How We Optimized Read Performance: Readahead, Prefetch, and Cache
In this in-depth analysis, take a deep dive into how JuiceFS enhances read performance using readahead, prefetch, and cache.
Join the DZone community and get the full member experience.
Join For FreeHigh-performance computing systems often use all-flash architectures and kernel-mode parallel file systems to satisfy performance demands. However, the increasing sizes of both data volumes and distributed system clusters raise significant cost challenges for all-flash storage and vast operational challenges for kernel clients.
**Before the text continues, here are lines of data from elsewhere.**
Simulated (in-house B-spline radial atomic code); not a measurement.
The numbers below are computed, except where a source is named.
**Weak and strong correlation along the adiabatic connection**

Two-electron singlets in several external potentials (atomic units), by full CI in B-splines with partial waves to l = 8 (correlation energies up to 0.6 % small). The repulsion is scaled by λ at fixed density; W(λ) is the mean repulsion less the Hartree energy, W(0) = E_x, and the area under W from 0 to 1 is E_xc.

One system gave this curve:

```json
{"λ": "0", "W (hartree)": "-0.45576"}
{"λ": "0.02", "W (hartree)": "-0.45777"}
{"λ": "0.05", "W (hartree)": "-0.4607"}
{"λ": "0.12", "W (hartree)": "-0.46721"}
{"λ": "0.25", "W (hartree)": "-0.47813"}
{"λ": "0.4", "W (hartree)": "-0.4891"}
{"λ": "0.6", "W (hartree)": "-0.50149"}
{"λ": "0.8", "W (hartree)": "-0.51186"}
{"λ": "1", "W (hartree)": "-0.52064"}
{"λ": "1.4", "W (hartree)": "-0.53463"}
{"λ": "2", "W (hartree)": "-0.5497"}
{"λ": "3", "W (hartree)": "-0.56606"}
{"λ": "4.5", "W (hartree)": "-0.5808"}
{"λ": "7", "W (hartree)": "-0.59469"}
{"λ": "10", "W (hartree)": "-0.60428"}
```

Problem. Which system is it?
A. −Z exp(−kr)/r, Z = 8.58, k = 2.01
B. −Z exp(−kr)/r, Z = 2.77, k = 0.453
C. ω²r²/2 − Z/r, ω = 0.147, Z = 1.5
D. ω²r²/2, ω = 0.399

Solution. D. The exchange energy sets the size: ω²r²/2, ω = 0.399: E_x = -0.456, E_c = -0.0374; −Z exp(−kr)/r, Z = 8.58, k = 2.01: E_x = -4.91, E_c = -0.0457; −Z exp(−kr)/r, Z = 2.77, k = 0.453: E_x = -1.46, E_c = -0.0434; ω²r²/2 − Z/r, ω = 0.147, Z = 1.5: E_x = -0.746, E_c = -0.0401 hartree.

JuiceFS is a cloud-native distributed file system that operates entirely in user space. It improves I/O throughput substantially through the distributed cache and uses cost-effective object storage for data storage. It’s hence suitable for serving large-scale AI workloads.
In JuiceFS, reading data starts with a client-side read request, which is sent to the JuiceFS client via FUSE. This request then passes through a readahead buffer layer, enters the cache layer, and ultimately accesses object storage. To enhance reading efficiency, we employ various strategies in the architecture, including data readahead, prefetch, and cache.
In this article, we’ll analyze the working principles of these strategies in detail and share our test results in specific scenarios. We hope this article will provide insights for improving your system performance.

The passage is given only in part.